That has been long established. Most IEEE 754 floating point numbers represent exactly one real number. The exceptions are +0 and -0, +Inf and -Inf, and NaN with special meanings. (Thanks for one comment stating that "In IEEE Std 754-2008, Table 3.1 states that floating point numbers are projected into the (extended) reals, which implies that indeed they are seen as point values". )

If you tried to claim that IEEE 754 floating point numbers did represent intervals, then you would run into deep, deep trouble when you try to define floating-point arithmetic.

We can see that in the comments: There an assumption is made that a floating point number is or has an interval x ± eps. That assumption is wrong. Let u be the value of the last bit in the mantissa of 1.0. Then if say x = 1.5 all numbers in the interval [x - u/2, x + u/2] are rounded to x, but if x = 1.5 + u then that interval is (x - u/2, x + u/2) - an open interval instead of a closed one. And if x = 1.0, then the interval is [x - u/4, x + u/2]. Not even a symmetric interval!
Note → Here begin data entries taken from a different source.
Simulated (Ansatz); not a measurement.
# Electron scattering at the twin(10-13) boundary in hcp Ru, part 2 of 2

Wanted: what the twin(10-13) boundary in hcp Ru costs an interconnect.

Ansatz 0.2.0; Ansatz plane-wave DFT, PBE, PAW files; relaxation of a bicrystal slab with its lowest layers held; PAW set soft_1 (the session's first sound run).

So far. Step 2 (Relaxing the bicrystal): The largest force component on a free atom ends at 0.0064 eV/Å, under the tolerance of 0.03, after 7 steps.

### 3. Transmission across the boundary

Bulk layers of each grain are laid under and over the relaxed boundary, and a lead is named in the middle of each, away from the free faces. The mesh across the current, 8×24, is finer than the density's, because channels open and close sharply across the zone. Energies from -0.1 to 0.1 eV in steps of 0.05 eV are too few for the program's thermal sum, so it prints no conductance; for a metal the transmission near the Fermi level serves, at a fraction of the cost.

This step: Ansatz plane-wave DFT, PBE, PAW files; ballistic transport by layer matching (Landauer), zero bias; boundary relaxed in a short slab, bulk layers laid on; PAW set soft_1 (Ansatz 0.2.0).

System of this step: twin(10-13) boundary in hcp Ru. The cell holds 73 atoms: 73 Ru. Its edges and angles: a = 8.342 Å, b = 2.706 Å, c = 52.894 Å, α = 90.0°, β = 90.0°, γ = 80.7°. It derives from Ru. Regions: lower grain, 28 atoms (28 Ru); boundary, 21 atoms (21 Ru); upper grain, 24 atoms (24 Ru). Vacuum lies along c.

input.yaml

And the suggested arithmetic with these intervals seems to be "we take the numbers in the middle of the intervals, calculate the result, and find the interval containing the result" - which is essentially arithmetic with "point" floating point numbers, with a bit of fuzz added at the beginning and the end.

When you try to convert between binary and decimal numbers, these intervals come into play for real if you want a high quality conversion, and from experience this is an absolute PITA. Don't go there unless you enjoy that kind of thing.